Wow, look at all that 'technology'. 2 boats and some rope!


At any rate, because brown people are all NIMBY to green WASP's , The Ocean Whoozits  is not collecting trash at its source, seeing as 90% of the world's plastic waste comes from just a handful of rivers in Asia, and not the clean asians, like in Singapore where you do hard time in jail for spitting on the street, but the Asia where child slaves work to make green weenies their Iphones, fleece jackets and sneakers. Who the fuck is going to make your Trader Joe's 100%  hemp tote bag if not an 8-year old chained to a weaving machine for 18 hours a day? 

  So, yeah, it boils down to that. The Ocean Cleanup collects money by running a kabuki show to end all kabuki shows, taking the SS Minnow out for a spin and going where the trash isn't. Like, save the planet, dude. 

 Holy-O-dogshit, you know how many tons of sulfur those PSV's are dumping in the air while they're not collecting much plastic at all?


 You know who does far more for the environment and DOESN'T pollute in the process?




 Yeah, the guys with idiot sticks working off community service punishment from local courts.  Green legends, these folks. They're actually doing something. 



    The Caribbean has VERY reliable trade winds. As such, there are many places where geographic and oceanographic features form a confluence of features that make them depositories for plastic trash. 

 I've seen one or two of these places, there are many. It's absolutely heartbreaking. Honestly, if you're a Haitian kid, malnourished and destined to be target practice for the macouts in your area, you can be forgiven for not being overly fashed for dropping plastic trash on the beach. Bigger problems to think about, kids like that. Panama has many ruined beaches that have plastic trash feet deep all along the shore. 

 Now, I'm pretty tongue-in-cheek today, because I hate scammers and I don't like green kabuki. I'm an actual environmentalist. I get to make a difference every day, because I work for an oil company, and I can be a positive force in my little square of metal. It took years for Inappropriately Hot Foreign Wife to not think I was a dope for always picking up a little plastic wherever I went for a walk out away from people.  I don't like places where people are. I actually really like nature, and I like it clean. I have a vested interest in keeping plastic out of the pretty places where I like to be, away from people. 

 I don't take the green weenies seriously because they're not serious people. I don't respect the green scammers because... they're green scammers, and the cynicism they show off sends a completely open message. We Care. So Hard. Pay us.  

 Doing something for the sake of being seen to do something is the very essence of what for-profit faux environmentalism is about. 

 Now, put a floating  pair trawling net out in a river estuary in Malaysia, Egypt, Nigeria or China, and you're going to be a highliner in the plastic trade. But nobody is doing that. They're doing blood dialysis to a body with Leukemia.. You don't filter the blood. You bomb the shit out of the marrow aggressively. 
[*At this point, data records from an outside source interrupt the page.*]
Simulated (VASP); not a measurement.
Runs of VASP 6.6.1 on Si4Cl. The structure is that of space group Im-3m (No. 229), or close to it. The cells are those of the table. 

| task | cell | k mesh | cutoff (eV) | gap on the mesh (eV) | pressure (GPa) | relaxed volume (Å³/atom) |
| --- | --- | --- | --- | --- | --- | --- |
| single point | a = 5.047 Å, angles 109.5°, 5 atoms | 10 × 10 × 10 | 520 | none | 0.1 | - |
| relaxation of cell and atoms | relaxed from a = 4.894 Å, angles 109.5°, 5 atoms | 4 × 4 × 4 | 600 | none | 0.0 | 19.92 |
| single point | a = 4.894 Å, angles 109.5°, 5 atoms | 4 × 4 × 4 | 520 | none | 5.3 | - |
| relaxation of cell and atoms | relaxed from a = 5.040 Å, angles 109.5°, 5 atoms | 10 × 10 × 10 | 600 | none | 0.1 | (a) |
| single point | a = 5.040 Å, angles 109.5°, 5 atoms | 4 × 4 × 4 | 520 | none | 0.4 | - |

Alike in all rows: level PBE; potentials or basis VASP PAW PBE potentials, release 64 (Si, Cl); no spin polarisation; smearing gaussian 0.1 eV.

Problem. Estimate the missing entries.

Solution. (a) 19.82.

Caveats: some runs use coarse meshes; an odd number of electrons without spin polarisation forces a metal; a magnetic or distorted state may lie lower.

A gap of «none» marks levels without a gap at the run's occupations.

 "But at least they're doing something!"

 Yeah, they're f**king the dog. 


 Now, if we were to, say, embargo or tax the ever-living shit out of  products from places that don't police their waterways for trash, and companies that don't help,  that'd be something. I'd be on board. It'd be an idea. It'd be 'doing something.'   I like ideas with teeth. I also like being smart about it. Plastic is a miracle for the 3rd world, for hygienic purposes. Not every place that pollutes is a land of desperation. Nestle or Coke isn't making billions in Haiti, but they are in Malaysia, Africa and much of Asia. They're actually serious bad actors in those places, in all truth. It's shocking how awful they are where round eyes aren't watching. They could actually help reduce plastic pollution at the source via initiatives like smarter packaging.  But that's it's own article, and actually deserving of discussion, and I was here today to fling crap at some green scammers, not to go all kulturkampf at corporate lowlifes. 


3 comments:

Iron City said...

Great post, and I share your lack of respect for faux environmentalists and scammers. Been recycling since I was a kid, and not just picking stuff up/collecting it but in the supply chain that does something with the tin plate, glass, and other materials. Very few people thunk of this end of the recycling business.

The 60m bottles in the Pacific and another 70 or 80m for the rest is impressive, call it 150m. Take a look at the supply side. Coke sells about 100 to 110 Billion 500ml servings of Coke a year. That includes the soda fountains in food service places as well as 2 l and 1 l bottled sugary swill but even if the bottles are only a quarter of what is peddled that is 25 Billion bottles that is still 166 times the example 150m bottles. And that is in one year, about 3 million tons of packaging material.

It's very discouraging to hike for days into wilderness, here you'd swear nobody goes but once in 100 years. And there is a Coke can. Maybe a rusty old one from the 1960s, but it is there. Can only imagine what the oceans hold.

As you have stated clearly and well the way to quit fouling our planet is the Willy Sutton school of environmental management....you go where the pollution is and either stop it from being produced in the first place or scoop it up and put it back to the supply chain of material for useful products. The last way to do it is to collect it from every clown wandering around ready to chuck the can, bottle, polystyrene foam (my particular least favorite)after they have used it. This last way is home to any number of people who are either plain con artists or just like to have their ego's stroked by being applauded for "saving the plant". While other people do the doggy work of the cleanup, and still other make their money by treating the waste as an externality, something they do not pay for and are not concerned with. I wonder how much Coke they would sell if the price of every bottle had to include the reuse or recycling of the bottle or other packaging?

JayNola said...

You're exactly right as to this project being about optics. They are deploying river skimmers too though. They call them interceptors. Definitely closer to a working solution. https://theoceancleanup.com/rivers/

Will said...

Iron City:
The original sodas were in glass bottles that were collected and shipped back to the plant to be cleaned and refilled. The customer was certainly paying for that with the purchase. With the re-use portion of the container trail removed, that cost is not directly being billed, obviously. If plastic containers for drinks could be formulated to be refilled, how much would that process of transport/clean/inspection/refill add to the product cost? Actually, I would expect that Coke/Pepsi/etc have that info at their fingertips, just in case it got mandated.